Up until my departure from the company on July 31, 2014, I continued to support the implementation of the model; this included sitting on the search committee for the new curator. We learned a great deal about the model during this process, both its opportunities and its challenges. Wonderful candidates came to the table but the committee decided to relaunch the call because it recognized that the position required a full-time commitment.
This process is currently ongoing but I am no longer involved.
Now that I am gone from the company, I’d like to talk about the circumstances surrounding my departure. My original succession plan was a two-year proposal. This was outlined in the company’s public funding applications for 2014-2015 and included as part of the IPH model rollout. In year one, I was to remain as artistic director and work closely with the new curator in a spirit of discovery and transition because so much of the model was an invented space that had little precedent. This was very exciting to me as an artist and leader. During this time I was also to hold the role of RA. In the following year, I would relinquish the artistic director role and continue as RA while the curator would act as the company’s lead artistic voice. This would have marked my tenth and final year with Dancemakers.
On April 8, 2014, I was told that the board of directors had unanimously decided not to renew my contract as artistic director because it wanted to accelerate the implementation of the IPH model in order to build on momentum generated by the announcement. (Considering that the public announcement had only been made a week earlier on April 3 and that the decision to not renew my contract was made in January or February, I remain confused by this statement by the board.) The board also indicated that, because of the large cut from the Canada Council and being placed on “fair notice,” it needed to show deeper and greater change within the company earlier than anticipated in order to reduce the possibility of future reductions. The board also offered me the position of RA, which I eventually declined, feeling that if I wasn’t welcome to implement the artistic model as I had designed it, then I needed to make a clear break.
Just prior to my departure, the company received its funding results for next season. Once again, they were all over the map: the Toronto Arts Council increased its commitment, the Ontario Arts Council reduced its allocation and the Canada Council, whose previous reduction, in my mind, had instilled the fear at the board level that had led to my eventual non-renewal as artistic director, was sustained, neither reduced nor increased. None of the juries knew of the changes in my relationship to the company when they met to adjudicate our file, so their evaluations were based solely on the IPH model as proposed, including my continued role in its early implementation and discovery. So what does this say about the board’s decision not to renew my contract in the leadership position as planned? Were they being overzealous in choosing a route that did not involve me in conversation so that we could address concerns with transparency in a collegial spirit of collaboration? Did they apply the hard-and-fast binary rules of for-profit thinking to a field that does in fact place as much, if not more, value on the human beings at the core of the organization, while still working on and deeply valuing impact? Why did the board express nothing but unequivocal support for me and my vision when the Canada Council cut our funding, only to turn around, nine months later, and change course without consulting me?
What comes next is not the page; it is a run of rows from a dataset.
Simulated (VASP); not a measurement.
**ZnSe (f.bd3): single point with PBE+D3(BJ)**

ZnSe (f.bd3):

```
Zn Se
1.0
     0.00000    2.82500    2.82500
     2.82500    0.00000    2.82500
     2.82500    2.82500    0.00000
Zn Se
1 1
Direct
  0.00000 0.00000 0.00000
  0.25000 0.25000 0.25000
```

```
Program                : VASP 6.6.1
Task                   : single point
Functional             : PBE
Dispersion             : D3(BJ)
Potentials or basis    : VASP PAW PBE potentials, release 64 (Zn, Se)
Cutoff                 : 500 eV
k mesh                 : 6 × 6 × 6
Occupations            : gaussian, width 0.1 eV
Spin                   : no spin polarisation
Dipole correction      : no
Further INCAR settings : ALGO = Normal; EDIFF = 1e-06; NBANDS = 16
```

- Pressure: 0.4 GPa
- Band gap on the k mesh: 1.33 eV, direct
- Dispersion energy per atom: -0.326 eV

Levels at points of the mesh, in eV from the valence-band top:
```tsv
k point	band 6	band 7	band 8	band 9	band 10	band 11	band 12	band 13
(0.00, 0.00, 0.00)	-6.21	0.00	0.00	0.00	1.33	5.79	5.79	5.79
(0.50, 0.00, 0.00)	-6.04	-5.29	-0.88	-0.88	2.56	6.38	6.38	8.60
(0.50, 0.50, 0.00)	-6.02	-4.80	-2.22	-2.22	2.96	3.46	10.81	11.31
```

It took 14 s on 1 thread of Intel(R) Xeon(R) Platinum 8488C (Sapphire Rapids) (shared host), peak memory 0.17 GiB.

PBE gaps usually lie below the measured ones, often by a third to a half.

There is no way, had I stayed on at Dancemakers as planned, of either anticipating negative outcomes or promising positive ones, but in a field that is dedicated to cultivating rich human connections in a complex system of unknowns, I think it would have been a safe bet to give me the benefit of the doubt.
Despite the fact that the silver lining of this entire fiasco has yet to materialize for me, I remain committed to the values and potential behind the IPH model and wish the company well as it continues to forge, as it has for forty years, a new state of becoming.